Vegetarian chili!

I made a big pot of vegetarian chili for my anti-Superbowl party (beer, classic snacks, the company of friends, but no annoying game to sit through)yesterday and I'm really happy with how it came out. I think part of the trick is that I didn't really add any water--all the liquid came from the tomato products and maybe a tad from not-perfectly-drained reconstituted TVP.  I was especially happy that it was flavorful enough since the TVP was totally unseasoned. (You can buy beef or chicken flavored TVP and I think I've used that in the past.)

To the best of my memory, this is what I did (in a humongous 11-qt stockpot, which was useful because it's thick and can kind of splash if it bubbles when it's cooking--but this doesn't make anywhere close to 11 quarts of chili, as eyeballing the recipe should reveal):

-2 onions, chopped relatively fine, sauteed in a healthy (haha) amount of oil with some (1 TBS each?) cumin and chili powder (mine was labelled "mild". Can't remember where I got it.)

Added after a while:
-2 smallish red peppers, diced relatively fine (more so than the onions)
-3 cloves of garlic, minced
-about 1-1.5 (dry) cups of unflavored TVP, the sort with a texture approximating ground beef/turkey, reconstituted with boiling water (but I mostly tried to squeeze the water out again before adding to the pot)
-1 jalapeno pepper, diced (including seeds)

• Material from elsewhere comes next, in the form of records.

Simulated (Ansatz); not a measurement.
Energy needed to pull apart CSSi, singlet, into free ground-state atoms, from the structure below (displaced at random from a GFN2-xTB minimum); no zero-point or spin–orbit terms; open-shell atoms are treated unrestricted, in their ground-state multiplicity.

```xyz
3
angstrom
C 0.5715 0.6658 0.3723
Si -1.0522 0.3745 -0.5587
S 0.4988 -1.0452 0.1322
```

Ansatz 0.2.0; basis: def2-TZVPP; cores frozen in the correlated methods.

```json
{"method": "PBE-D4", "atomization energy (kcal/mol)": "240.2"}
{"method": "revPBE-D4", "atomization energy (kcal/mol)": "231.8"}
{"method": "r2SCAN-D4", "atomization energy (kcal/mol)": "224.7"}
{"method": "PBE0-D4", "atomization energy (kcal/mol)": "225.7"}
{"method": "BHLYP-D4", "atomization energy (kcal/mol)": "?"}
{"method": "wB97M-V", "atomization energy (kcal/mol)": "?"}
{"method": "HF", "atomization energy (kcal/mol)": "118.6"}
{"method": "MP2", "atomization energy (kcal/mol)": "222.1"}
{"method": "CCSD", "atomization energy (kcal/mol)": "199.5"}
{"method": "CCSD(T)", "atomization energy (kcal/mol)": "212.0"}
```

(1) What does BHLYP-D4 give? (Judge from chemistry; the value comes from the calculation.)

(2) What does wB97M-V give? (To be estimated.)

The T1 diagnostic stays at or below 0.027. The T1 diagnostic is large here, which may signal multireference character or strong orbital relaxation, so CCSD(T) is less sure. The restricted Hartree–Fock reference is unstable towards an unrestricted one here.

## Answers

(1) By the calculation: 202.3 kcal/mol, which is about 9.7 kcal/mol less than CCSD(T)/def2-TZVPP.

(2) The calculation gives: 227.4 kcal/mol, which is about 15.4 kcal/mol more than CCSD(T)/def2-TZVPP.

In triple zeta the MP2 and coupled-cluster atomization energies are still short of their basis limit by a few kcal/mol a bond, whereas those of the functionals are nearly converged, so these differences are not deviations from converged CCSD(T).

I stirred that around for awhile, then added:
-3 (small-14-16oz) cans of fire-roasted diced tomatoes, 1 of which was pulverized in the food processor)
-about the equivalent of 1 more can of not-fire-roasted tomatoes, also pulverized
-about 1/4 cup (maybe less? maybe 2 TBS?) of cocoa powder
-a bunch more cumin, a bunch more chili powder, some dried oregano (ground between my palms, which I believe makes it more potent somehow), a bunch of paprika, maybe 1/4-1/2 tsp of liquid smoke
-2 cans of low-sodium dark red kidney beans (drained)
-2 cans of low-sodium pinto beans (drained)
-3 more cloves of garlic, minced

 I let it cook on a pretty low flame for a good long while. It needed a little bit of salt.